On 10/12/2014 03:48 AM, Dan CaJacob wrote:
I am working on a GR block that will test two incoming bit streams (one
a reference and one a received result) for equality and return the
estimated BER.  Blocks already exist that do this, but they assume the
streams are aligned.  My block will allow and correct for offsets in the
bit streams.  The goal is to use this with existing physical comm
systems - i.e. Generate and transmit a PRBS with GR and USRP to a legacy
comm system, capture the RX's data and clock, bring them back into the
flowgraph and compare the reference data to the received data to get
estimated BER.

My block does work for streams that are aligned, but I am having
difficulty dealing with misalignment.  Somehow, the blocks needs to have
more of the reference signal (if not all of it) to compare against the
smaller segments of received data every time the work function is called.

I see several possible approaches and the purpose of this email is to
solicit advice from those with more experience than I.

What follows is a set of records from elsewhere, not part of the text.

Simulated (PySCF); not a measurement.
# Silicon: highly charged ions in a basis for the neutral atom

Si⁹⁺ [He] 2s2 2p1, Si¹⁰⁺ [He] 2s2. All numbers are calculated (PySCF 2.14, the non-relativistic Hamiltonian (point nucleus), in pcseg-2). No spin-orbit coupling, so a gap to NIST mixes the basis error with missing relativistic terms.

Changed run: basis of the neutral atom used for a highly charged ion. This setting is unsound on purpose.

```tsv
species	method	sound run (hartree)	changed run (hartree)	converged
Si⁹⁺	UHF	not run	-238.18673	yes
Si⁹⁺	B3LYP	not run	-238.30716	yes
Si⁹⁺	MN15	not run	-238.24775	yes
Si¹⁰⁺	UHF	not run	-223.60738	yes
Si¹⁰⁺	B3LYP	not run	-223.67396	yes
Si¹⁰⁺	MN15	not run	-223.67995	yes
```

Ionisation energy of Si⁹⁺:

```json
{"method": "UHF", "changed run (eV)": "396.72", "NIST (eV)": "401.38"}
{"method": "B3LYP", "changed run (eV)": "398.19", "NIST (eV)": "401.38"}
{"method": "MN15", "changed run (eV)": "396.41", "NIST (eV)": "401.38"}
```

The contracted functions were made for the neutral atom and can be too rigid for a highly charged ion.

1) Use set_history() and history() to good effect.
I've tried this, but haven't gotten the desired results.  This may be
misunderstanding of the feature on my part, but I think the fundamental
problem is comparing two streams of equal length when one is offset from
the other.

set_history() just makes sure that a block's work functions get enough data to work on.

Have you tried a delay block in the reference signal path?

2) Accumulate a specified window of reference signal before comparing to
received signal.
This approach would accumulate the reference signal in a buffer that
would be used for comparison.  Until the work function calls accumulated
some threshold of reference data in the buffer, the received signal
would be passed without comparison or BER calculation.  Once the
threshold is met, the small chunks of received data would be compared
against the much larger (and growing, but limited to repeat length)
reference buffer.

I have not implemented this approach yet, but I suspect it will work as
long as the window is picked reasonably - the safest bet being the
length of the PRBS used in the test.

The disadvantage of this method is that the PRBS may be very long, but
the sample rate may be slow and therefore there would be a long waiting
period as the reference buffer fills before the test even truly begins.

3) Variation on previous approach.
To alleviate the setup time of filling the reference buffer, perhaps we
could generate the whole PRBS in the block constructor.  The block would
then have a "menu" of standard PRBS's commonly used int BER testing.
We'd probably want to make a companion PRBS source block with the same
menu for the transmitting segment.

If anyone has any thoughts on this, I'd appreciate the input.  This is
one of those problems that's pretty simple in a standalone python
program, but gets a little more complicated when implemented in GR.  But
there's a lot of benefit in the implementation too.

To anticipate a few questions: For my testing, I have been using no
hardware, just a GLFSR source with skiphead to implement offset (delay
block adds zeros, which get interpreted as bit errors).  I use a
separate sequence to modify the stream with a known number of errors for
testing.  As I said, the block works perfectly with no offset.

Alignment is implemented by shifting the reference sequence relative to
the received sequence, calculating the residual between the two at each
step and using the minimum value of that residual as the current error
count.  This should be the point where the sequences are most ideally
aligned, which works as long as the error rate is relatively low.  The
reason alignment doesn't work in my current implementation is because
the reference and received sequences are the same length, so if there is
any offset, even when aligned, it looks like there are n errors where n
is the offset between the sequences.  So, the reference sequence needs
to be longer than the reference sequence, and ideally approaching the
length of the PRBS itself to correct for any offset.

Thanks for suffering through to the end.